It is the only fortress that has was never conquered, so it is not a surprise that the gold and silver of the Habsburg monarchy was kept there, in Petrovaradin fortress
The downtown of Novi Sad, Petrovaradin proudly testifies of history, culture, military strength, but also a way of life and work of the inhabitants of this area, which is also called Gibraltar on/of the Danube.
Petrovaradin is not only Exit
What is it that attracts the attention of visitors to this fortified town on the Danube, built between 1692 and 1780? I know, I know, everybody will first think of Exit, ultra-popular festival held in Novi Sad. You are right. Every summer young people (and all that feel that way) come from this region, from Europe and the world. But Petrovaradin is not only Exit. The fortress is inevitable destination for all those who come to Novi Sad. The story of Petrovaradin starts and finishes in the Museum of Novi Sad, most popular in Voivodina, where there are more than 50 thousand historical, cultural, religious and military exhibits. Ok, most women are not interested in weapons and wars, they would prefer the story of civil Novi Sad, which is on the upper floor of the museum. But it is hard to resist the Underground military gallery with 16 kilometres long hall complex. It is a life testimony of one of the greatest mine systems in the world, just after Antwerpen, so it becomes clearer why this place resisted to all “storms” throughout centuries.

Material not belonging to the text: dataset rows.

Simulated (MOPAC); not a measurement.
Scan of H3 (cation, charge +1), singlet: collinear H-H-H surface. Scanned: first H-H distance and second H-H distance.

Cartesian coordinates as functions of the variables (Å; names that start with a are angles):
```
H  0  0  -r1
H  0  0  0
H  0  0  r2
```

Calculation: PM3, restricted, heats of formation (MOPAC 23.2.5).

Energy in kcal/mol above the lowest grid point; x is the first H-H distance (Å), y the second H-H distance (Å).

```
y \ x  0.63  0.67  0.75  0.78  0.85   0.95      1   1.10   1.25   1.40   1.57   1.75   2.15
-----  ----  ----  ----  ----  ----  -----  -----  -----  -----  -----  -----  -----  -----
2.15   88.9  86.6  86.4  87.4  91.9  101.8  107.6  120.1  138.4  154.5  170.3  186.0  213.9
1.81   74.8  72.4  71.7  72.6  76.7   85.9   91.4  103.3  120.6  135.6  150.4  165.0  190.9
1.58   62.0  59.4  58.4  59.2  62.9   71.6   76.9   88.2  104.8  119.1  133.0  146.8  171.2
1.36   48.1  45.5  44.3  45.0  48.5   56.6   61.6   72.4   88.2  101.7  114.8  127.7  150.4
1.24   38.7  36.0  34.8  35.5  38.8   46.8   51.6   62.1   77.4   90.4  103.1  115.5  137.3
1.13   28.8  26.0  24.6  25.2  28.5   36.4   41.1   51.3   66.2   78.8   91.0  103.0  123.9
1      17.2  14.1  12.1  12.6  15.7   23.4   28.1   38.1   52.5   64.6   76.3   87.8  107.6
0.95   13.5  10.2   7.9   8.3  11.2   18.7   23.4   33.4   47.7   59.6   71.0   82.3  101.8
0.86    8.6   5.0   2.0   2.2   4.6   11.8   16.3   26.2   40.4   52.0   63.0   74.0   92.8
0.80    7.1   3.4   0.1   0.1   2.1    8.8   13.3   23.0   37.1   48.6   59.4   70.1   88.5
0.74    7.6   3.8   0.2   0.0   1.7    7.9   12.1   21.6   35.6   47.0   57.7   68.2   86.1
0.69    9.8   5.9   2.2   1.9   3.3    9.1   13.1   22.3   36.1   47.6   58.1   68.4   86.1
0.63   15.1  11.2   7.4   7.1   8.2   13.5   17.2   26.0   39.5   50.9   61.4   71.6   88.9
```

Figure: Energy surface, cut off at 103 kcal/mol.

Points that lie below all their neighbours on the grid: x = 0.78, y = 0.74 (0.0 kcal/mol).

The story of the drunken clock
The first thing that “catches your eye” in Petrovaradin is the clock tower. A clock as any other, the ones who were not there would say. But this clock is really unique. Everything is vice versa on it – the big hand shows hours and the small one minutes, and the reason is quite simple. This clock was meant to show time to the captains, sailors and fishermen sailing on the Danube. You have to admit, from the distance it will be easier to see the big hand than vice versa. As the clock tower was erected in the middle of the 18th century it was also a great help to the soldiers in the wars, and it is interesting that the original mechanism from the 18th century still works today. The drunken clock, as it has been called through time, is one of the most recognisable views of Petrovaradin fortress.
Last great battle with the Ottomans
The famous battle near Petrovaradin in 1716 marked the turning point for warfare with the Ottomans. That was the last great attack to this area. Around 150 thousand Ottoman soldiers under leadership of Daman Ali-Pasha were expected and fought off by 90 thousand soldiers under leadership of Eugene of Savoy. Savoy closed the Ottoman (who suffered huge loss) of all possibilities of future conquering of Hungarian and Croatian Danube region, which determined all future events. The battle was in a large area around the sanctuary of Lady of Tekija on August 5, the festive day of Snow Lady. The religious prince Eugene, who worshiped the Mother of God, was sure that he had won the battle with her intercession, and as a sign of gratitude donated the painting of Mother of God with a child in her arms to the chapel of Immaculate Conception of the Blessed Virgin Mary. Since then the church at the exit from Petrovaradin is dedicated to the Snow Lady.
Atelier 61 – must visit place
It would be a shame not to see Atelier 61, workshop for creation of art tapestry, which was started in the 60s in last century by the painter Boško Petrović. This unique centre of tapestry art is in fact a real autochthonous visual media which tells the story of an enviable path from pioneer experiments to authentic and original tapestry creations. In the collection of Atelier 61, which counts more than 260 exhibits in a small place, there are some works of the most important artists, and in 1980 by the decision of the Town authorities, Atelier 61 became an institution of significant social importance, with great influence for the then Yugoslavia and countries around it, but also for the Northern and Southern America, Europe and Asian continent.
For the beginning and end – ice cream
The visit to Petrovaradin, the place where (if you did not know) the governor Josip Jelačić was born, would not be complete without “lunch break”. It would be shame not to try indigenous delicacies from numerous restaurants. Fish soup, car pin a form of a horseshoe, perch prepared in many ways… are a warm recommendation. But, you cannot leave Novi Sad without trying ice cream from one ice cream parlours. It will capture you both with its favour and sight.